| Time | Activity and Description |
|---|---|
| 9:00–9:10am | Welcome, agenda, and goals for the day |
| 9:10–9:35am | Participant introductions: name, context, and what you hope to take away from today |
| 9:35–9:45am | Introduction to the workshop theme and four themes of sustainable care |
| 9:45–10:05am | Individual reflection: recall a moment of “unsustainable care,” either firsthand or observed in close others (write individually, then share briefly in small groups) |
| 10:05–10:30am | Break |
| 10:30–11:15am | Roundtable 1 (grouped by thematic interest): identify patterns of unsustainable care within the group's topic area, how different stakeholders are affected or contribute, and the role of children in particular |
| 11:15–11:30am | Report-back: each group shares key takeaways with the full workshop |
| 11:30am–1:30pm | Lunch |
| 1:30–2:00pm | Nap time, stretch, and individual reflection |
| 2:00–2:45pm | Roundtable 2 (grouped by technology of interest): examine how specific technologies mediate unsustainable care, the stakeholders involved, and the implications for children |
| 2:45–3:10pm | Break |
| 3:10–4:00pm | Roundtable 3 (return to Roundtable 1 groups): share insights from Roundtable 2 and map them onto the four themes of sustainable care—bounded responsibility, actionable pathways, resilience through community, and mental health orientation—to develop concrete action plans (e.g., research collaborations, strategies for embedding sustainable care in ongoing work, draft guidelines for the group's domain) |
| 4:00–4:30pm | Report-back: each group shares action plans with the full workshop |
| 4:30–5:00pm | Closing: feedback, next steps, planned outputs, and follow-up process |
We invite researchers, designers, and practitioners to join a full-day workshop on sustainable care—supporting children's lasting engagement with social causes through technology design.

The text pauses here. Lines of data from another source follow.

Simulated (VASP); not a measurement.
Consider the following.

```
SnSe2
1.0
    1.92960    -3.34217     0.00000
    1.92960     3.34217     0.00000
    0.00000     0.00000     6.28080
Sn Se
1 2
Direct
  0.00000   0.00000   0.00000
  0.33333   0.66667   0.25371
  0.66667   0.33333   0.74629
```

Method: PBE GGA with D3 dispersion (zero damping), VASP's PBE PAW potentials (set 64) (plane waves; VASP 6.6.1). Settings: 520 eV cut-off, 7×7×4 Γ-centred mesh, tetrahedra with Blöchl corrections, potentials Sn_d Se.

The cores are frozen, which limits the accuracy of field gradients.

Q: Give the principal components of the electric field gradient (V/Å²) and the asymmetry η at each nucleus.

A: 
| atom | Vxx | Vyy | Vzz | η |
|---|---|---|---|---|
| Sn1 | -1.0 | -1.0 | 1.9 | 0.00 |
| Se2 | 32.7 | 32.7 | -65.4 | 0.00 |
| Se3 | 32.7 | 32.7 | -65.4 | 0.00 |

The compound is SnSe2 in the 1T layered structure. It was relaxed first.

Children today encounter climate change, conflict, and inequality through digital technologies. Much of this content is designed for attention capture rather than constructive engagement, contributing to rising anxiety and disengagement among young people who care deeply but feel powerless. This workshop introduces sustainable care as a design lens and invites participants to map the landscape of technologies that help or harm children's capacity to engage with social issues over time.
We welcome position papers (2–4 pages, ACM SIGCHI format) addressing:
Empirical findings on how children encounter social issues through technology
Design cases: technologies that support or undermine sustained engagement
Perspectives from games, education, mental health, or civic technology (including surprising observations, personal experiences, or lessons from applying these ideas in practice)
Encore submissions: previously published work with a short statement on its relevance to sustainable care
Submissions will be reviewed for relevance and potential contribution to workshop discussion. We prioritize diversity in disciplinary background and perspective. At least one author of each accepted paper must attend the workshop, and all participants must register for both the workshop and the main conference. Submissions should not be anonymized.